Documentation/core-api/workqueue.rst | 6 ++++++ include/linux/workqueue.h | 9 ++++++--- kernel/workqueue.c | 13 +++++++++---- 3 files changed, 21 insertions(+), 7 deletions(-)
Hi!
Below is a summary of a discussion about the Workqueue API and cpu isolation
considerations. Details and more information are available here:
"workqueue: Always use wq_select_unbound_cpu() for WORK_CPU_UNBOUND."
https://lore.kernel.org/all/20250221112003.1dSuoGyc@linutronix.de/
=== Current situation: problems ===
Let's consider a nohz_full system with isolated CPUs: wq_unbound_cpumask is
set to the housekeeping CPUs, for !WQ_UNBOUND the local CPU is selected.
This leads to different scenarios if a work item is scheduled on an isolated
CPU where "delay" value is 0 or greater then 0:
schedule_delayed_work(, 0);
This will be handled by __queue_work() that will queue the work item on the
current local (isolated) CPU, while:
schedule_delayed_work(, 1);
Will move the timer on an housekeeping CPU, and schedule the work there.
Currently if a user enqueue a work item using schedule_delayed_work() the
used wq is "system_wq" (per-cpu wq) while queue_delayed_work() use
WORK_CPU_UNBOUND (used when a cpu is not specified). The same applies to
schedule_work() that is using system_wq and queue_work(), that makes use
again of WORK_CPU_UNBOUND.
This lack of consistentcy cannot be addressed without refactoring the API.
=== Plan and future plans ===
This patchset is the first stone on a refactoring needed in order to
address the points aforementioned; it will have a positive impact also
on the cpu isolation, in the long term, moving away percpu workqueue in
favor to an unbound model.
These are the main steps:
1) API refactoring (that this patch is introducing)

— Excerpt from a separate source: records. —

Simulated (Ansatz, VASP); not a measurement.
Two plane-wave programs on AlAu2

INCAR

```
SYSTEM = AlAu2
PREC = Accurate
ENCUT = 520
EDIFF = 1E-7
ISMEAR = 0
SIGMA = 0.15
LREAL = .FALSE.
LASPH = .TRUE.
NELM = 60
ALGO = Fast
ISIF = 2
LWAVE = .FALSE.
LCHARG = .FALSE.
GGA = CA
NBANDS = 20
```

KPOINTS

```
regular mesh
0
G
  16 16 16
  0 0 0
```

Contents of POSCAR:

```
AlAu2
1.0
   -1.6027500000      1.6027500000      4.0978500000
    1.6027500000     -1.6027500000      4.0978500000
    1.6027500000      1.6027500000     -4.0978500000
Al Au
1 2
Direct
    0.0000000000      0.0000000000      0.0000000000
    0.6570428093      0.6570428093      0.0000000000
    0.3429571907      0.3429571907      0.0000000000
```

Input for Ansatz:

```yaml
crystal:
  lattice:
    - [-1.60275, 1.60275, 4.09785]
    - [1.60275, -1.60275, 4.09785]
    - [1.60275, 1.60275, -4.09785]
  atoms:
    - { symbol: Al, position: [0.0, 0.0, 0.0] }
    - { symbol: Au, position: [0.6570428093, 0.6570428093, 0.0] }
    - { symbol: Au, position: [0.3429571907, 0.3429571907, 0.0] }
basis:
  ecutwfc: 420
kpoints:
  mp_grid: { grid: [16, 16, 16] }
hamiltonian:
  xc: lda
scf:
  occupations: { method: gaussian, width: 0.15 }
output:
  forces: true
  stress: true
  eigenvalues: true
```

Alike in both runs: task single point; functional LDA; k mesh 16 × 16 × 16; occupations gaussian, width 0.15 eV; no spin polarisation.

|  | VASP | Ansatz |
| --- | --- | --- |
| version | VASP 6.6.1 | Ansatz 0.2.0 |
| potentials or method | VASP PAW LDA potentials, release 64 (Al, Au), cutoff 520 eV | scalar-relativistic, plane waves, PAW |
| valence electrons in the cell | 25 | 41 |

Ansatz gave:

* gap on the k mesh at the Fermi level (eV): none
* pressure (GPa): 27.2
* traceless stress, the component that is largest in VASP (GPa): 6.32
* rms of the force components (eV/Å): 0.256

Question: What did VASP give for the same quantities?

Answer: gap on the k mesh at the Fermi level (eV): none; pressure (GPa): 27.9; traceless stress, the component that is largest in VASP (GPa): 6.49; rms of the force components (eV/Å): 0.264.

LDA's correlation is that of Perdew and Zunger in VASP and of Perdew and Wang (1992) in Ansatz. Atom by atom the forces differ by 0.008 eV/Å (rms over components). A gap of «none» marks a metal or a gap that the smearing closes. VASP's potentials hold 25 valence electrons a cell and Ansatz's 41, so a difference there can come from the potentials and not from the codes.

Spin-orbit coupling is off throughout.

- Make more clear and uniform the system wq names, both per-cpu and
unbound. This to avoid any possible confusion on what should be
used.
- Introduction of WQ_PERCPU: this flag is the complement of WQ_UNBOUND,
introduced in this patchset and used on all the callers that are not
currently using WQ_UNBOUND.
WQ_UNBOUND will be removed in a future release cycle.
Most users don't need to be per-cpu, because they don't have
locality requirements, because of that, a next future step will be
make "unbound" the default behavior.
2) Check who really needs to be per-cpu
- Remove the WQ_PERCPU flag when is not strictly required.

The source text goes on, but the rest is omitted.